Pilgrims: *winks at the camera*
You look like you come from a long line of restraining orders.
Today, a man looked me right in the face & said “You’re not hot!”
Actually it was a cop &he said “Here’s your ticket. Have a nice evening.”
What the hell is going on?
Pet peeve. Toilets that flush 4 me the moment I stand. I’d like to see the work I’ve done before it’s violently ripped from my view. #life
Charlie: I can’t believe you’re giving me the whole chocolate factory
Wonka: Yup, all of it. Starting with these four law suits
The hardest part of parenting is, and I can’t stress this enough, the kids.
I can’t keep up with all of these fake national holidays. So on that note, Happy Merry Brother Sister Taco Baby Mama Daddy Cat Dog Ice Cream Day. Oh and Peanut Butter
[at checkout counter]
Would ya like to donate $1 to-
-No
But you didn’t let me finish
-Is it $1 toward you shutting your mouth?
No
-Then no
The highest paid minds in campaign fundraising are hard at work figuring out how to send me more mail that I hate
Me: *struggling to focus on my yoga pose*
Cockroach: *crawls out of my yoga mat toward the instructor*
Time zones shouldn’t be based on geography, they should be based on age. For example, you may think it’s only 10:30, but for a 40yo, it’s actually two in the morning.
Why do they call it multiple personality disorder and not being a people-person?
My fear of cockroaches started when I hit one with a rolled up magazine and it held up a tiny ‘LOL’ sign and ran under the fridge.
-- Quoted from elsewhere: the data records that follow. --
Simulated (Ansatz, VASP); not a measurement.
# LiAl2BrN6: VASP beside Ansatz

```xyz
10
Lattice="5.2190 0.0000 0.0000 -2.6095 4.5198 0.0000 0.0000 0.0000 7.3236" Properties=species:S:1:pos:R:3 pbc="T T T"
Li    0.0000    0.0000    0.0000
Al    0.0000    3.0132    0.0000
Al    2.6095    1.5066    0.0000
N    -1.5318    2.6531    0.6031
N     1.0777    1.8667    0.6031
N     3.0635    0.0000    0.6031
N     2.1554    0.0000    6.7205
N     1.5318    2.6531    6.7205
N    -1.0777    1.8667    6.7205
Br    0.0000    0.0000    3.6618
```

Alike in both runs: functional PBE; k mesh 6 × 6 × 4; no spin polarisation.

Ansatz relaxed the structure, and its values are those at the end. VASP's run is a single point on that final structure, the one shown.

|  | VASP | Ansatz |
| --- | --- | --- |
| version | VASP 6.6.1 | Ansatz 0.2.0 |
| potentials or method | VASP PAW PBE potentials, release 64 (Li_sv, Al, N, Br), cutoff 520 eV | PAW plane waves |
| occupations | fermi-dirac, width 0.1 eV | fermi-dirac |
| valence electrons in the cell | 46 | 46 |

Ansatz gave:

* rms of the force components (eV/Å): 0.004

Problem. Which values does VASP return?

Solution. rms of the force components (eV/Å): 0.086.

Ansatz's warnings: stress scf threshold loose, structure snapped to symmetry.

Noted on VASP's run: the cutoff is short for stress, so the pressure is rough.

I’m really not sure how many times I’ll search for my phone with the flashlight on my phone before I realize I’m an idiot….
We had 3 kids, I don’t remember their names and they somehow find us even after we move
I feel pretty smart until I realize the wild ducks I’m surprised by on my neighbor’s lawn are metal lawn ornaments he’s had for 5 years.
I’m aging like an avocado. By the time I finally noticed my prime it was too late.